The City of Hobart has released a discussion paper to prepare a new Sandy Bay and Mount Nelson neighbourhood plan, and proposes a separated cycleway along Sandy Bay Road.
The paper begins with a statement of commitment to addressing climate change in Hobart to help people “move toward zero emissions as quickly as possible by choosing to ride or walk, using public transport or buying an electric vehicle”.
It also sets out a guiding principle for transport planning:
“Improvement is required to give residents and visitors greater choice in how they travel around and to the study area, thus reducing reliance on private vehicles. This will include multi-modal transport routes, improvements to the bus service, travel by pedestrians, cyclists and other micro-mobility modes such as e-bikes, scooters and e-scooters.”
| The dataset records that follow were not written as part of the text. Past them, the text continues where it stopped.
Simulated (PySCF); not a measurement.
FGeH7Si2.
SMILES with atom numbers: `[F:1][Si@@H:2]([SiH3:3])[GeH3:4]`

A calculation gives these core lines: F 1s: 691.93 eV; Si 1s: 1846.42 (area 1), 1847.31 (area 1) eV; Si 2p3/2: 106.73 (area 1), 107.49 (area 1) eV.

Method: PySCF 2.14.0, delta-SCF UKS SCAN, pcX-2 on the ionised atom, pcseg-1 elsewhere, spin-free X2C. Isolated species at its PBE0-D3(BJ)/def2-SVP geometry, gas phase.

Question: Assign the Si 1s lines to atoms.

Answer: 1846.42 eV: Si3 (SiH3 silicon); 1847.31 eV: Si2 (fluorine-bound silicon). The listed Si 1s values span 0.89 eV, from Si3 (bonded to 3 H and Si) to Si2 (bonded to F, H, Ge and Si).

This principle informs Direction 4 in the paper, which is to “provide accessible and pedestrian-friendly, sustainable transport options”.
The main proposal is for a separated cycleway to run the length of Sandy Bay Road for use by bicycles and electric scooters and other devices.
The paper also recommends further investigation into a secondary cycling route along Grosvenor and Regent streets or Churchill Avenue, and a better connection across the top of Mount Nelson.
The paper suggests that more advocacy from the council is needed to allow bikes and scooters on board public transport and calls for more end-of-trip facilities for riders.
Battery Point Walkway
Despite a council commitment on 17 July that consideration of the Battery Point Walkway would be included in the Sandy Bay and Mount Nelson plan, the only mention of the walkway in the discussion paper is a reference to its connection to any Sandy Bay path. The paper also recommends investigation of the feasibility of, and funding opportunities for, a coastal trail to connect Battery Point to Sandy Bay Point.
At the same meeting, the council agreed a report on the walkway's feasibility would be presented to council in December, before the draft plan is due to be released in 2024.
Cycling also gets a mention in Direction 3, which outlines provision of outdoor recreation and places for people to connect, as a means of enhancing wellbeing in the community.
The paper proposes to “establish clear and dedicated connections for pedestrian and micro-mobility devices that provide safe, convenient and accessible access to and along the waterfront”. It includes a map showing a route along the river from the Searchlight up to Short Beach.
A ferry terminal is proposed for Wrest Point or nearby, as is a path linking Mt Nelson Signal Station to Wrest Point.
The paper acknowledges the potential for redevelopment of the university’s Sandy Bay campus to improve transport links in the area, including a path linking Nelson Road to the beach.
It also recommends investigation of recreational opportunities in the area, including the potential to better connect existing trail networks where this does not damage the environment.
Comments on the paper are being accepted before 1 January 2024 and a community workshop is being held on Tuesday 28 November, 5.30pm–7pm, at the Sandy Bay Bowls Club.